NEW SOUTH WALES
Spotlight on Larissa Behrendt
Wednesday, 9 April, 2008KG: This week's Spotlight is on leading academic Professor Larissa Behrendt. Larissa is a Harvard Law graduate and is also the Director of Research at the Jumbunna House of Learning at Sydney's University of Technology. She's also chairperson of the board for the National Indigenous TV service.

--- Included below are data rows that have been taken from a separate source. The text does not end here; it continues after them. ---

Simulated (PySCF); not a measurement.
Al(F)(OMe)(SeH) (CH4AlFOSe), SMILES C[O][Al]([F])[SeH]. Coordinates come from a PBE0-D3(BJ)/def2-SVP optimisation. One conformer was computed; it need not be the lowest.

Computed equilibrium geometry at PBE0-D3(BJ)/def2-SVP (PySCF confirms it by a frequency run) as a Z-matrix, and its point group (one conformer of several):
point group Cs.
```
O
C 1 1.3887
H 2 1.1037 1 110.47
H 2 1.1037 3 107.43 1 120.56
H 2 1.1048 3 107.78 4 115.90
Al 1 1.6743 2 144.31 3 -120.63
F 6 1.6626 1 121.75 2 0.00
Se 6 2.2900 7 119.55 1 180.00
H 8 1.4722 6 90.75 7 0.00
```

Larissa Behrendt, NITV: I became really interested in law when I was a child and my interest increased in my teenage years when I was at high school and my interest in law was primarily from seeing the impact of the removal policy on my family and growing up in a family where we were given a very strong sense of social justice, of realising that there were policies that were still being implemented and laws that were still being enacted that were discriminatory against Aboriginal people.
FAMILY SUPPORT
Larissa Behrendt: I feel that all of the success that I have been able to achieve I have been able to achieve because when I was growing up I had the opportunity to have very strong values instilled in me. The very strong values that we embrace in the Aboriginal community of respecting family, of respecting elders, of respecting kinship, of respecting country. And I feel that part of my ability to do what I do is because I have always been able to keep very strongly based in the Aboriginal community, so my real goal for myself is to never lose sight of that.
IMPORTANCE OF EDUCATION
Larissa Behrendt: There is a reason why our fathers and mothers, our grandfathers and grandparents worked so hard to give us access to education. It is such a big tool for all of us. It gives us the opportunity to be able to make a contribution to our communities, it gives us the ability to be able to provide for our families.
NITV LAUNCH
Larissa Behrendt: I felt so proud and privileged the day that we launched. I was so humbled to be able to be there as part of an effort that so many Aboriginal people had worked on for decades. It was to me such a celebration of our resilience, of our ability to have a vision and to be able to work tirelessly towards it and it has been such an achievement. I'd get such fantastic feedback from people who say it's great to know that we have a television station that we can turn on at any time and see a black face.
CAREER HIGHLIGHTS
Larissa Behrendt: I would have to say - although NITV would be a close second - I think writing a novel that was based on my family's history, a story that was really close to my heart and important to get told, having that published and having that be recognised with two - with three literary awards if I include my Deadly.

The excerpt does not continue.